LG is the first company after HTC to follow the path laid out by Valve for headset makers to bring their wares to SteamVR. That path involves using SteamVR Tracking technology and OpenVR API to create a headset which can tap into the same Steam-powered content ecosystem as the Vive. LG’s step into VR represents more than just a new headset though, it represents new choices for consumers and new competition for HTC.
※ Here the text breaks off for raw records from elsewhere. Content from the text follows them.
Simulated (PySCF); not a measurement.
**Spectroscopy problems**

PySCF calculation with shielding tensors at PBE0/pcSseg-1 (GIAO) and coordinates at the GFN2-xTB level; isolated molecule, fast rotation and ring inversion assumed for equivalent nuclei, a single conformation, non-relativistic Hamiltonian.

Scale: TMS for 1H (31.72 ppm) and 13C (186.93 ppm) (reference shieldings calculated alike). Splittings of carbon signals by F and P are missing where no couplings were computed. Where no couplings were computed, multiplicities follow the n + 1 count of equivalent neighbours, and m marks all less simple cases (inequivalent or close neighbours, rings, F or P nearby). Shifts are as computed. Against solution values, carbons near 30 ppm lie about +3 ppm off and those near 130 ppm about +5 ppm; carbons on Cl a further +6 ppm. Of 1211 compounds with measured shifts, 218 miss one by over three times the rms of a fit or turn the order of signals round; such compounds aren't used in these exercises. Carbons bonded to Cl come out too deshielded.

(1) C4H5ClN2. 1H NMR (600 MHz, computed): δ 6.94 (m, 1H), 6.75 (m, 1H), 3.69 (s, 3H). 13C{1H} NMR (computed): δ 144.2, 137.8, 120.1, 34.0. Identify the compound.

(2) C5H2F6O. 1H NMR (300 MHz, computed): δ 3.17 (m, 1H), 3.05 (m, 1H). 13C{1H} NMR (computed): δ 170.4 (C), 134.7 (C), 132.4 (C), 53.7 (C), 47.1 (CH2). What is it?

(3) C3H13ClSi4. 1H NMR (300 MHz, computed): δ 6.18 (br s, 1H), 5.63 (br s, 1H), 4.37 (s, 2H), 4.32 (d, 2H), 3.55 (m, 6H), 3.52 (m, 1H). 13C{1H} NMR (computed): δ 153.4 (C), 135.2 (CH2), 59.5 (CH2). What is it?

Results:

When Valve set out to create their VR ecosystem, they wanted to create a foundation that would let VR headset makers of any stripe deploy to that ecosystem. While Valve early on worked closely with HTC to manufacture the Vive headset under the HTC brand, it seems like Valve is increasingly ready to begin stepping back from such direct involvement in the Vive, and begin to let it exist as one SteamVR headset among several; a move that will see the headset makers compete among themselves to make the best headset that fits consumes’ wants and needs.

lg ez vr headset (1)Since the launch of the Vive, LG is the first company to follow the blueprints Valve laid out for any company to create a SteamVR compatible headset. The LG VR headset uses the Valve-invented SteamVR Tracking, and also uses the OpenVR API to make itself compatible with any content that’s been created for SteamVR.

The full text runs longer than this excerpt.